A yes vote on Saturday “might begin untying the noose which fastens together Church and state,” according to the Catholic pro-divorce lobby.

In a statement, the group said the protocols between the Vatican and the Maltese state, which recognise the civil effects of a Catholic marriage, made a “mockery of Church and state” and “generated unspeakable suffering which... neither government nor the Church seem to care much about”.

Whatever the result, Kattoliċi – Iva, Għax Dritt invited people to join forces and tackle the real causes of marital strain and family breakdown.

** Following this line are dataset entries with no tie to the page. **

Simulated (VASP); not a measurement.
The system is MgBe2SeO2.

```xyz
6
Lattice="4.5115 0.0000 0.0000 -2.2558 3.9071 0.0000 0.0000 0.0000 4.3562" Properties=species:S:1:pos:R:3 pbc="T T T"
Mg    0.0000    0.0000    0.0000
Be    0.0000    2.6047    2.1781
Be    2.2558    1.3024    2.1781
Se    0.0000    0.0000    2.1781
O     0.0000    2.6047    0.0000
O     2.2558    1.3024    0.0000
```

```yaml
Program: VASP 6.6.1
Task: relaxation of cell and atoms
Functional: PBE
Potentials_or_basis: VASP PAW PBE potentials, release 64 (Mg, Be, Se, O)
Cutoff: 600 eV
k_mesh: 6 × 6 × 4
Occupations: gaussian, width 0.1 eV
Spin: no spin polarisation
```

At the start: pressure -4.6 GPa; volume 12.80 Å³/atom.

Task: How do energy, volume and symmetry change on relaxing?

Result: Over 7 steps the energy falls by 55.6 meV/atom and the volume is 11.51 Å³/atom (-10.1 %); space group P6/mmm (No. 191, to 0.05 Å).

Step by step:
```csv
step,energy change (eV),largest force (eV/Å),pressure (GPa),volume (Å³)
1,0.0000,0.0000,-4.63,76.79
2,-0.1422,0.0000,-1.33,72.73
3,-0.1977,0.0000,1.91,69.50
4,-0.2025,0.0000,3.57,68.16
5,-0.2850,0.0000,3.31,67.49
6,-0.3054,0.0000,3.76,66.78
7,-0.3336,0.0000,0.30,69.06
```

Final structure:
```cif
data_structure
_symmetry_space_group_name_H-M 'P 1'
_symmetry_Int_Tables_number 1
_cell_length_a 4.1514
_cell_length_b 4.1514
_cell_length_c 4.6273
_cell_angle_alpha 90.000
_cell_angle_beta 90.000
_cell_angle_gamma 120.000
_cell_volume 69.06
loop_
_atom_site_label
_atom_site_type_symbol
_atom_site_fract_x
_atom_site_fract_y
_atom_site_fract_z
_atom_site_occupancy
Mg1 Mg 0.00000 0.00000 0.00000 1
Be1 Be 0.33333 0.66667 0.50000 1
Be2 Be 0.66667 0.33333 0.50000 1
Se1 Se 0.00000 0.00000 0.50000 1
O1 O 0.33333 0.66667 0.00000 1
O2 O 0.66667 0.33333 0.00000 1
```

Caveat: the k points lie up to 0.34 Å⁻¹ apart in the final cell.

“The causes of real marriage collapse lie elsewhere. Both state and Church, while repeatedly posing as champions of some ideal family, fail to adequately address such hardships. Moreover, some officials of these institutions are the same individuals who are responsible for some concrete practices that are causing enormous strains on Maltese families,” the group’s spokesman Carmel Hili said.

“These include onerous house loans, short-term employment, the cost of living, the government’s failure to increase parental leave (and the opposition’s failure to adequately oppose this), the violent and macho culture which still dominates Maltese society, a kind of egoism which our economy considers a fundamental virtue, starvation wages for those in the lowest echelons of society, and other features that were truly undermining the institution of the family.

In a separate statement, Moviment Graffiti called for a yes vote on Saturday. The movement condemned the Church for “attempting to impose dominion, through moral bullying and psychological intimidation, over state matters by actively resisting the introduction of divorce and the possibility for two partners in a failed marriage to contract a second state marriage outside of the religious sphere.

“A vote for the introduction of divorce will not only alleviate the suffering of those who are currently unable to remarry but will also be an affirmation in favour of a secular society where religious beliefs are not imposed on each and every one of us.”